DataScience310

For this project, I will be exploring the world of baseball. In this research I hope to examine the role launch angle( and exit velocity have in the importance of baseball games. The goal of this project is to both find the most optimal launch angle and exit velocity for the best outcome possible for a batter. Once these results are found, I hope to explore the predictive power of multiple machine learning techniques to see which is the best at predicting the outcome of an at-bat. This will not be the easiest with the data I have selected, but I hope to determine a way for these prediction. I will explore this more in the data analysis section. This exploration is important because the launch angle and exit velocity data has only just come into being in Major League Baseball. There is still a lot of practical knowledge that can be gained from studying new information. My central research question is “What is the most optimal launch angle and exit velocity for a batter, and which machine learning model is the best at predicting the outcomes of at-bats?”
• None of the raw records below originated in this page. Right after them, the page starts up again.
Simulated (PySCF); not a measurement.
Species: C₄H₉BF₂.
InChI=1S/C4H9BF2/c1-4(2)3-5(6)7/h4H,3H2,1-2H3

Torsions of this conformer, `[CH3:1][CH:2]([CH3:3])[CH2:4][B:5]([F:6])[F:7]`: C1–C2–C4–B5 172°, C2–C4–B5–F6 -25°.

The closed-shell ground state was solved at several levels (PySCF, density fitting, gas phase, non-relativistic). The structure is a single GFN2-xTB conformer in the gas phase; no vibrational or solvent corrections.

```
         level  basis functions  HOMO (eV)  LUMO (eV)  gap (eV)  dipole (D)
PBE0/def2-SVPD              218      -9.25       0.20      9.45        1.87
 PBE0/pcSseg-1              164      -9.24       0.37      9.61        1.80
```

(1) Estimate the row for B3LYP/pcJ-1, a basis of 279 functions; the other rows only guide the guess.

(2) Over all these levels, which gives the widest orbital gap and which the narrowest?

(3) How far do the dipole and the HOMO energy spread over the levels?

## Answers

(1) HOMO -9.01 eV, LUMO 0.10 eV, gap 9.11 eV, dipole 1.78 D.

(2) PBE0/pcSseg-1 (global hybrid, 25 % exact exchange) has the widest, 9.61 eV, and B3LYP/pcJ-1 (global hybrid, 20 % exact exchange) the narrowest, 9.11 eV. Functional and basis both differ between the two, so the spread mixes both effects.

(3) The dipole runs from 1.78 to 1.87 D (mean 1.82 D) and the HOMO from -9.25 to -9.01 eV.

The data I am using for this project is from baseballsavant.mlb.com, a leader in storing launch angle and exit velocity statistics. There are two main tables I will be using, a table with all the launch angles from 2019 and the at-bats’ outcomes and a table with all the exit velocities from 2019 with the outcomes. With these I hope to determine the optimal launch angle and exit velocity. Each of these tables have the different batting outcomes, single, double, triple, home run, batting average, and weighted on-base average. For the launch angle table, the range of possible launch angles is -89 degrees to +89 degrees, but some of these may be lacking as no one hit a ball at that specific angle. For the exit velocity, each row will be the different speeds in miles per hour. My goal with the predictions from the models is to split rows into training and testing, and seeing how well the models are able to predict the quantities of hit types.

Due to the fact that I will be comparing models on their effectiveness, I plan on using three different models. I plan on using a simple linear regression model, a random forest, and a neural network. I hope these give me a range of different types of models with different predictive strengths. They will each be compared in how well they are able to predict the slugging percentage(1B + 2 * 2B + 3 * 3B + 4 * HR)/AB. This will be an important measure to see how good these models are doing and which are the best models.